London 2012 Olympics' leader to share people insight at new AM event for dealers
25 February 2016
Insights into how to manage, motivate and inspire more than 15,000 volunteers to deliver the very best customer service at the London 2012 Olympics is set to help dealers further develop their own ‘people’ strategies.
Keynote speaker Linda Moir (pictured), who was responsible for the Olympic 'gamesmakers', takes to the stage at AM's all-new Customer Service Summit.
In order to deliver an exemplary customer service, Moir, who shattered the myth that the British ‘don’t do service’ when she led the front-of-house event services team at the London Olympic and Paralympic Games, says a few simple cornerstones need to be in place.
These are, according to Moir, the way people who deliver the service on a daily basis are themselves treated, the support they receive from those who operate behind-the-scenes, understanding the full picture and consistency.
She said: "How employees are managed by senior members of the organisation is crucial because their treatment will be reflected in the way customers themselves are treated. If the style of management is autocratic, for example, it is unlikely that staff will be empowered to carry out whatever is required to deliver a good customer experience.
"Back-of-house is just as important as front-of-house; if something in the process has not been put in place or undertaken properly, the customer facing staff are unable to deliver the service to the highest standards because someone else hasn't done their job properly.
"An organisation also needs to have a holistic view and look at the brand from a customer's perspective even if that is across multiple sites. The trick is to deliver a brand experience that's low in cost but high in value. At both Virgin Atlantic and the Olympics, we emphasised people's behaviour, after all, it costs nothing to smile. But you have to be careful your behaviour does not come across as gimmicky.

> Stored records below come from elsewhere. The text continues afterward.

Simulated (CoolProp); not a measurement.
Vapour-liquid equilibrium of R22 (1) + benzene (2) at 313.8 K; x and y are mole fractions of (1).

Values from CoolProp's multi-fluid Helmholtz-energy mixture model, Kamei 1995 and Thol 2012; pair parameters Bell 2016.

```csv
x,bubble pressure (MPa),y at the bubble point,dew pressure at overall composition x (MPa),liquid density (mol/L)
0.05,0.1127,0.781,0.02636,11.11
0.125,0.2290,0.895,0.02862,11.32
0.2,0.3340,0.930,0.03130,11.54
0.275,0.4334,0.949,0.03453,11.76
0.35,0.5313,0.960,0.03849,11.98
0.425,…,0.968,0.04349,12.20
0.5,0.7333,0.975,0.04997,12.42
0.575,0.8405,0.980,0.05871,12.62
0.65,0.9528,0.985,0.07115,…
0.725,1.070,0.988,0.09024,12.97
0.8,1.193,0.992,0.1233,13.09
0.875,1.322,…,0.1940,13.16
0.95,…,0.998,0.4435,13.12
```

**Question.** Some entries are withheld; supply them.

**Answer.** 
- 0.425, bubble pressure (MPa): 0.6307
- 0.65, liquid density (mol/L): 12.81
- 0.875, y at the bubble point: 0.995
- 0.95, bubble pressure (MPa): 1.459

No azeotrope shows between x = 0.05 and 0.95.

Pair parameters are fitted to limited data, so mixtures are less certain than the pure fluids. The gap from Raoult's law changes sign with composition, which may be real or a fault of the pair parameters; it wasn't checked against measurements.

"A company's customer service is only as good as its weakest link.
"If an employee fails to treat a customer properly, that person's perception of the brand will be poor which makes consistency a key component.
"Achieving consistency over time and across several sites without being robotic is a difficult balance to strike but makes all the difference.
"You need tight guidelines and processes, but the flexibility to be able to assess a situation and allow employees to make their own judgment on how to handle different circumstances."
Moir, whose previous role was director of in-flight for Virgin Atlantic for five years, will also moderate the conference when it takes place at Whittlebury Hall, near Silverstone on Thursday, April 14.
The Customer Service Summit brings the best the sector has to offer as well as drawing on expertise from outside the industry.